The times they are a-changin’, and Ed Weinberg has figured out some tricks to look for love on Vietnam’s favourite dating app. Female perspective by Sandee Woodside
DON’T: Take pictures with flowers, or of flowers on their own. This is the Vietnamese lady equivalent of those passed-out tiger pictures everyone hates, and it’s your best clue to stay far away. What is this, a fifth-grade Valentine’s card?
DO: “I am your nerdy colleague in the day and your best drinking buddy at night.” We only wanted to know two things, and these are both of them.
DON’T: Have a long list of cities you’ve travelled through. That only means that you’ve probably slept with two people per city, and that’s f****** gross.
DO: Tell us if you’re travelling. Showing travellers awesome stuff they’d never find on their own is fun and makes them more likely to kiss us. Until about the 10th time, then we basically feel like a sex tour guide.
DON’T: Like crappy stuff. We know that our expat scenes are villages — we complain about it often enough. And it’s awesome to meet people we haven’t already met yet (and are fated to meet again and again). But don’t be one of those people we hate. We will know.
DO: Meet us halfway. Eventually, Tinder dates can be like pulling teeth. “Want to check this place out, I hear it has a nice happy hour” gets lame when it’s really the cheap place you go to in order to hide potentially awkward situations from your friends. If you want to dispel a little weirdness, find a cool hangout you’re both comfortable with.
DON’T: Have shots of you and a million people. No you can’t bring them on our date.
DO: Have friends in common. Neither of us are probably creeps, yay!
DON’T: State racial preferences. Just keep your misanthropic tendencies bottled up inside as you calmly swipe left.

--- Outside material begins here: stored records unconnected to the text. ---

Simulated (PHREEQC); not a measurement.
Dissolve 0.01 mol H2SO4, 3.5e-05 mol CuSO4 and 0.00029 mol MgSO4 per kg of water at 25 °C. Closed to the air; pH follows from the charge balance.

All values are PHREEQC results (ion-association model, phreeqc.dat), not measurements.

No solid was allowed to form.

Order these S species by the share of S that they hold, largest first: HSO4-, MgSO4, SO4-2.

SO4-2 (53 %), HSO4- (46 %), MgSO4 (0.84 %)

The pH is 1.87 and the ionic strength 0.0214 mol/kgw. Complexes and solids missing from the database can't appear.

DO: State your height. One of our friends once went on a date (wearing heels) with a guy who was about her height. Right at the start, he said, “You’re much taller than I thought” — and she said, “You’re much shorter than I thought!” The date didn’t get much better.
DON’T: Take pictures with slave animals. Yes, the elephant pics are almost as bad.
DO: Take pictures with dogs wearing neckerchiefs. Listen, if there’s one thing which dog people and cat people can agree on, it’s that dogs with tasteful accessories are just the best.
DON’T: Post pictures of you licking someone’s foot. Foot fetishes are fine, but we’re not sure we want to kiss you now.
DO: Post Cosplay photos.
DON’T: Put up blurry selfies. Is this your idea of a party picture? Getting drunk and mishandling your phone in the bathroom mirror?
DO: Show your incandescent smile brightening up a cigarette break. You’re so pretty.
DO: Puff your cheeks out around a duckface smile, bracketing all that will be wrong with the children we hope you never have with peace signs. Only if you want to give us a quick tip that you are terrible.
DON’T: Be aWesterner doing peace signs. No, you’re not being ironic.
DO: Make the “ok” hand gesture. It’s a little bit cleverer than the peace sign. You have reached the tipping point between irony and just doing something we’ve seen a million times.
DON’T: Give the ‘No-one can tell you what you are worth except for yourself’ self-description. And what exactly are you telling yourself? That you need to tell smiling strangers that they shouldn’t demean you?
DO: Have some written description involving sarcasm and science. We like people that can laugh at themselves, and probably subscribe to Nihilist Arby’s.
DON’T: Use clip art of a broken heart on a cheek, while pouting.
DO: Show tattoos that say existential things in foreign languages.
DON’T: Say “Nothing about me” or “Normal” in the self-description.
DO: Say “Work like a geek, play like a freak.” Is this a meme? We like it. It’s got two of our favourite words in there, and it rhymes. You probably have style.
DON’T: Jump in the air with your feet pulled up and your head held backwards, carried away by the awesome beach or mountain you’re standing in front of. We want to know you’re fun — but whoa, calm down.
DON’T: Say “Even I’m going with pain I don’t care, I’ll fight and stand up with my freedom, peace and confident.” TMI.
DON’T: Say that Marilyn Monroe quote. Just one question: Are you Marilyn Monroe? No really, are you?
DON’T: Pictures of weddings are kind of weird. Do you go to weddings often? Do you want to have a wedding soon? Is attending weddings one of your hobbies?
DO: Blown out background framing you biting your lip. A Tinder impression has advantages and disadvantages, and one of its advantages over real first impressions is being able to capture that heart stopping first impression, and make it go on and on.
DON’T: Show yoga pictures taken from behind. We know you’re spiritual but until you do contortionist s*** we’re not interested.
DON’T: Show that ‘warrior 2’ pose you’re doing in front of Machu Picchu.
DON’T: Post a picture of a kitten wearing a tiara.
DO: Post a picture of a cat head on your sexy body. #catwang.
DON’T: Useclip art of a heart dug into beach sand, with a wave rolling over it, and a flower inside of it.
DO: Use cute little stickers on your whimsical photos. Sometimes.
DON’T: Talk about sex in loud ways. Everyone likes sex, but you’re just looking for attention.
DO: Post tasteful shots that show us you have a nice bod. Hello.
DON’T: Say you’re“just looking for friends.” Didn’t you make enough friends by randomly requesting people over Facebook?
DO: Be honest about your boundaries. Boundaries are fine as long as you’re not defensive about them. “I mean no disrespect but please swipe left if you’re expecting sex after a few lines of text” is about as good as it gets in this category, and we might still think you’re negging us.